# Thread: Scheduling - Collision Detection

1. ## Scheduling - Collision Detection

Hello,

This is an interesting question...one that I have been battling with for a few days now.

I am writing a program to schedule jobs on computers. (All hypothetical). The jobs are listed with start and end times, and the computers that they may be run on.

The goal is to schedule as many of these jobs as possible. I have solved it by writing a recursive function that calls itself by scheduling every job on each of its potential computers and not schdeduling it, then recursing to all remaining jobs. In an effort to cut runtime, I am pruning my recursive call tree by not attempting to schedule a job which conflicts with an already scheduled job.

This is where my question comes into play: I know there is a way to check for job conflicts in a constant amount of time, but I can't figure out how. Currently, I have a vector for each computer, of which the elements are items representing the jobs that have been scheduled on that computer. These jobs have their start/end times listed. So, to check for a collision, I am iterating through the computer vector, and checking each element's start/end times to see if there exists a conflict with the job that I am attempting to schedule.

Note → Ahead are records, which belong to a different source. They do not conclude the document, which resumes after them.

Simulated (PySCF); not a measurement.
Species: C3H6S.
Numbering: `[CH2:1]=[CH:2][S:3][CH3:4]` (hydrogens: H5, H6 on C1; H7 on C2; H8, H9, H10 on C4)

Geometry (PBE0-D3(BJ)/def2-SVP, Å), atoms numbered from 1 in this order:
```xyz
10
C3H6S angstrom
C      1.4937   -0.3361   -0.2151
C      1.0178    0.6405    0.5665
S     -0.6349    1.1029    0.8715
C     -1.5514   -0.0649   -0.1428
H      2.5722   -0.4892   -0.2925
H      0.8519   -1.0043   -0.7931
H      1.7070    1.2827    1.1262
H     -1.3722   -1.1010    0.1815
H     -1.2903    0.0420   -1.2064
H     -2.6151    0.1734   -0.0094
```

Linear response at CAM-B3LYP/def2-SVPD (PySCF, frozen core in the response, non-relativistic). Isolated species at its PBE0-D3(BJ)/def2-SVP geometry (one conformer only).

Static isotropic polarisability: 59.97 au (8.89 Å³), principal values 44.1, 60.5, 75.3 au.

Does anyone have a suggestion on how I may use a better data structure, or some other method to detect if a collision exists?

Thanks!

2. I'm not sure how to speed up the detection process unless you sort the items so you don't have to check every single one. But if you are interested there is an easier way to solve the entire scheduling question.

This problem is an easy one to solve with a greedy algorithm. Basically you sort all of the jobs by ending time, pick the first item, then iterate through your sorted list finding the first job that starts after that ending time. Continue to do this until you can't place any more jobs and you got your answer!

Greedy algorithms are nice when they work

3. Ackk... my bad. I missed that you said you are scheduling for multiple computers, which changes things a bit. No greedy algorithm is gonna solve that, sorry!

I have seen the algorithm that solves this before though, let me see if I can find it.

And while I am thinking about it, you could also have a bool vector/array that contains an element for each space of time. When a space is filled, set it to true. That way you would only have to iterate through the times to see if they are all set to false.

4. I was thinking about sorting them at insertion, like with a priority queue, or something, but, I'm not sure what to sort on, etc. Any suggestions?

Regarding your other proposed solution: That's next! I need to solve this problem recursivley, and iteratively....so, I'll tackle that solution once my recursion is as speedy as possible.

5. ok consider this...

If there are n computers create n ques.. Now when you get a new job to be schedulde.. find out from all the que the time takesn to start this job..(you cen get this based on the already pending jobs in each que).. now push this job into the que which returned the minimum time....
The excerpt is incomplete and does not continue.